SVC(C=1000000, break_ties=False, cache_size=200, class_weight=None, coef0=0.0,
    decision_function_shape='ovr', degree=3, gamma=1e-05, kernel='rbf',
    max_iter=10000, probability=True, random_state=0, shrinking=True, tol=0.001,
    verbose=False)

### 8.7.2 Create pipelines for each VotingClassifier

#### 8.7.2.1 Create pipelines for tree-based VotingClassifier

In [10]:
# ImportantFeaturesSelector is from data_preprocessing.py
# tree_preprocess_pipeline is from script preprocessing_pipelines.py 

# pipeline for Voting RandomForestClassifier
vot_pipe_rf = Pipeline([
    ('preprocess_pipeline', tree_preprocess_pipeline),
    ('feature_seletion', ImportantFeaturesSelector(vot_clf_rf[1].estimators[0][1]) ),
    (vot_clf_rf)
])

# pipeline for Voting XGBClassifier
vot_pipe_xgb = Pipeline([
    ('preprocess_pipeline', tree_preprocess_pipeline),
    ('feature_seletion', ImportantFeaturesSelector(vot_clf_xgb[1].estimators[0][1]) ),
    (vot_clf_xgb)
])

# pipeline for Voting AdaBoostClassifier
vot_pipe_ada = Pipeline([
    ('preprocess_pipeline', tree_preprocess_pipeline),
    ('feature_seletion', ImportantFeaturesSelector(vot_clf_ada[1].estimators[0][1]) ),
    (vot_clf_ada)
])

# pipeline for Voting CatBoostClassifier
vot_pipe_cat = Pipeline([
    ('preprocess_pipeline', tree_preprocess_pipeline),
    ('feature_seletion', ImportantFeaturesSelector(vot_clf_cat[1].estimators[0][1]) ),
    (vot_clf_cat)
])

#### 8.7.2.2 Create pipelines for linear VotingClassifiers

In [11]:
# ImportantFeaturesSelector is from data_preprocessing.py
# linear_preprocess_pipeline is from script preprocessing_pipelines.py 

# pipeline for Voting Linear SVC
vot_pipe_svc = Pipeline([
    ('preprocess_pipeline', linear_preprocess_pipeline),
    ('feature_seletion', ImportantFeaturesSelector(vot_clf_svc[1].estimators[0][1]) ),
    (vot_clf_svc)
])

# pipeline for Voting LogisticRegression
vot_pipe_lr = Pipeline([
    ('preprocess_pipeline', linear_preprocess_pipeline),
    ('feature_seletion', ImportantFeaturesSelector(vot_clf_lr[1].estimators[0][1]) ),
    (vot_clf_lr)
])

# pipeline for Voting KNeighborsClassifier
vot_pipe_knn = Pipeline([
    ('preprocess_pipeline', linear_preprocess_pipeline),
    ('feature_seletion', ImportantFeaturesSelector(vot_clf_knn[1].estimators[0][1]) ),
    (vot_clf_knn)
])

# pipeline for Voting SVC with rbf
vot_pipe_rbf = Pipeline([
    ('preprocess_pipeline', linear_preprocess_pipeline),
    ('feature_seletion', ImportantFeaturesSelector(vot_clf_rbf[1].estimators[0][1]) ),
    (vot_clf_rbf)
])

### 8.7.1 Initialize and train model

In [None]:
average_voting_clf = VotingClassifier(estimators=[('svc', vot_pipe_svc), 
                                                  ('lr', vot_pipe_lr), 
                                                  ('knn', vot_pipe_knn), 
                                                  ('rbf', vot_pipe_rbf),
                                                  ('rf',  vot_pipe_rf), 
                                                  ('xgb', vot_pipe_xgb), 
                                                  ('ada', vot_pipe_ada), 
                                                  ('cat', vot_pipe_cat)],
                                      voting='soft')
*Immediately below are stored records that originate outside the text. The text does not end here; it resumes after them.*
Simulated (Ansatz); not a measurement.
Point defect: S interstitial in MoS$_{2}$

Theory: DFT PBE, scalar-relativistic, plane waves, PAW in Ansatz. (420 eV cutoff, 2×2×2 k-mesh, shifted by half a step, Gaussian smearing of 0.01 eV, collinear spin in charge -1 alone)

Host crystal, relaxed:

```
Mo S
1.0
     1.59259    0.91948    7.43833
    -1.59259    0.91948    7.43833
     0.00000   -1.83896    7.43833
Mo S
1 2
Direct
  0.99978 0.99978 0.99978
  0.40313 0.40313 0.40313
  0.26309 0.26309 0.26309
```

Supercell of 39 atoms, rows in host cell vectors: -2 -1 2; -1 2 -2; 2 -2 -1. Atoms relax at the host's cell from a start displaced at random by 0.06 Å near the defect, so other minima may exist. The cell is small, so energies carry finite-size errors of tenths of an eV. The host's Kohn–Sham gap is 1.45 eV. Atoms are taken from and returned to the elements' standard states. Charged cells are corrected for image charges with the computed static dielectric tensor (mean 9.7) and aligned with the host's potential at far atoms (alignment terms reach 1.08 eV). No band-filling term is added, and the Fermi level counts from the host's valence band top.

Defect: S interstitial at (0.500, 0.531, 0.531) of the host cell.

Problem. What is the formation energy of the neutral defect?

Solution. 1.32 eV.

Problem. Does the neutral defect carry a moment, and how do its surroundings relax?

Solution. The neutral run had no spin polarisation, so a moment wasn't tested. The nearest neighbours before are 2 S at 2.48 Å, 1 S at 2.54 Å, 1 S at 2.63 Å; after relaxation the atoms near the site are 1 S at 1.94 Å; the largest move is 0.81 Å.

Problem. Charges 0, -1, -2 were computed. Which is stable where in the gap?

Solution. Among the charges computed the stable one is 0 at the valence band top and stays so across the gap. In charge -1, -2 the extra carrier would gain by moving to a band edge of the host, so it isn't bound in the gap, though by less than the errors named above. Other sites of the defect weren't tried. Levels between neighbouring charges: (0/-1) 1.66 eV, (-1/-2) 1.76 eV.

### 8.7.2 Calculate metrics of prediction and add results to the lists

In [None]:
# give model a name
model_name = f'AllModelsAveraging{voting_clf.__class__.__name__}'
model_name

In [None]:
# append metrics for classifier to the list 
accuracy_score.append(metrics.accuracy_score(y_test , voting_clf.predict(X_test)))  
precision_score.append(metrics.precision_score(y_test , voting_clf.predict(X_test)))
recall_score.append(metrics.recall_score(y_test , voting_clf.predict(X_test)))
f1_score.append( metrics.f1_score(y_test , voting_clf.predict(X_test)))
roc_auc_score.append(metrics.roc_auc_score(y_test , voting_clf.predict_proba(X_test)[:,1]))

# add claffiers name to the list (needed for created table with results)
models_name.append(model_name)

## 8.8 Show all result in one table and save it for future purpose

In [None]:
# create dictionary of results 
results_dict = {'precision_score': precision_score, 
               'recall_score': recall_score, 
               'f1_score': f1_score,
               'roc_auc_score' : roc_auc_score,
               'accuracy_score' : accuracy_score}

results_df = pd.DataFrame(data=results_dict)
results_df.insert(loc=0, column='Model', value=models_name)
results_df

In [None]:
results_df.to_csv("./results/advance_ensembling_models_results.csv")